Tucked up in the top of my closet, along with a summer-weight sleeping bag, mosquito netting, and a fancy hat once required for a Derby party, is a box of horse show ribbons. I don’t remember when I last pulled it out to look at them, but the box has survived several Marie Kondo-style purges. Many of the ribbons are so old they predate my children. But each one has a story.
Many are from combined training events, when a rider spends a whole weekend in pursuit of a single ribbon. And, as all eventers learn, there are hundreds of ways to be eliminated along the way. You started your dressage test before the bell, or you forgot your test, or your horse stepped outside of the arena, over the 6″ high barrier. You missed a fence cross-country or jumped one outside the flags or in the wrong direction. A friend shouted advice to you while you were on course. The list goes on for pages in the rule book. So a single ribbon, no matter what its color, is worth celebrating, hanging from your rearview mirror on the way home.
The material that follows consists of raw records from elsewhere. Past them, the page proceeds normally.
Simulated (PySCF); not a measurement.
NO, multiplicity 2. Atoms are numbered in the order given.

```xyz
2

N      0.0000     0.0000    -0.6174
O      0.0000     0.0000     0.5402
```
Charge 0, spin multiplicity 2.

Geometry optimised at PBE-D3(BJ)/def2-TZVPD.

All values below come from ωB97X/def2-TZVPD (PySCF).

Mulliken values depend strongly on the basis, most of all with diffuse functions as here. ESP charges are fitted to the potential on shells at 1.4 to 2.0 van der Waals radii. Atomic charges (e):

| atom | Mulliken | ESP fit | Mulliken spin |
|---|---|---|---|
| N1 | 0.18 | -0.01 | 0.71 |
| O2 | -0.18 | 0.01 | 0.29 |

The best ribbon in the box came from the final event of the season, held on Halloween weekend. Dressage was always my horse’s weak spot (and mine), but the arena had flooded and frozen overnight. The footing was slick in spots, and my horse, apparently concerned about her feet, held herself in perfect balance. For once, we had a good score. The cross-country course included a bank combination that kept me up worrying most of the night before. Fortunately, my game mare was in the air over the jump at the edge of the bank before she realized how big the drop was. Then there was the creep feeder set just beyond a steep downhill. Even my super honest horse looked at that one, but she jumped it, with a little encouragement.
By the time we did our show jumping, we were in second place. Way ahead of us was the director of a college riding program, who’d bragged during the course walk that there was hardly anything worth his time at the event. That’s always dangerous. The show jumping arena had several jumps built into the outside fence, some of which we had to jump earlier as part of the cross-country course. So, in his round, when he failed to turn his horse in time, the horse simply jumped out of the arena. After all, that’s where he was pointed. Furious at being eliminated, the rider jumped off right there, punched the horse and stormed away. He was reprimanded by the association, and we wound up winning. It was great fun.
Some ribbons were from the hunt races. One blue was the result of an odd bit of luck. In the Ladies Race, the horse just ahead of me, in the lead, saw its pasture buddy on the side of the course and veered off to join it. The hunt team race was harder. At the end of my section, I tried to pass the hunt whip to Dan, the next rider, but part of the thong lodged under my saddle’s gullet. So the two of us galloped along side by side with me trying to yank the long thong out from under my saddle as we ran. After the race, Dan commented, “See, I never have that problem ‘cause I always let my thong hang loose.” Some things only guys can get away with saying.
One was from the last horse show I rode in, at least back then. I had a capable but bratty mare who balked if she was headed away from the barn and took off running as soon as she was headed home. Before my class in the hunter trials, I added a pair of spurs and swapped out her snaffle for a Pelham. Minutes into our round, she sucked back as usual—and met the spurs. I swear a lightbulb went off over her head. Later in the course, as we turned toward the finish, she dug in and took one quick stride then settled like a model hunter. Too bad I didn’t figure out the right tack sooner, but it was a satisfying way to end.
It would be OK if the box of ribbons was just a collection of old stories like those. Lots of people have them, old trophies on the shelf. Stories that grow better with time.
But now, it’s a problem.
See, these ribbons were won a long time ago. The hunt races were in 1977. The big event was in 1981. The last class was in 2005.
After a couple of serious falls and some life changes, I quit riding. I walked away so completely I sold all my tack and clothes. It was like a bad break-up. I kept a few pictures, but they meant less as each year went by.
Then, one winter, I missed being in a barn so much I called the number on an ad for a hunter/jumper trainer looking for new clients. I tried to explain that I used to ride, but it had been 11 years since I’d been on a horse, so my brain remembered some stuff, but my body really didn’t. The trainer said she had a nice old walk-trot horse I could ride. Perfect, I thought. I’d ride a sweet old lesson horse, and, like magic, it would all come back.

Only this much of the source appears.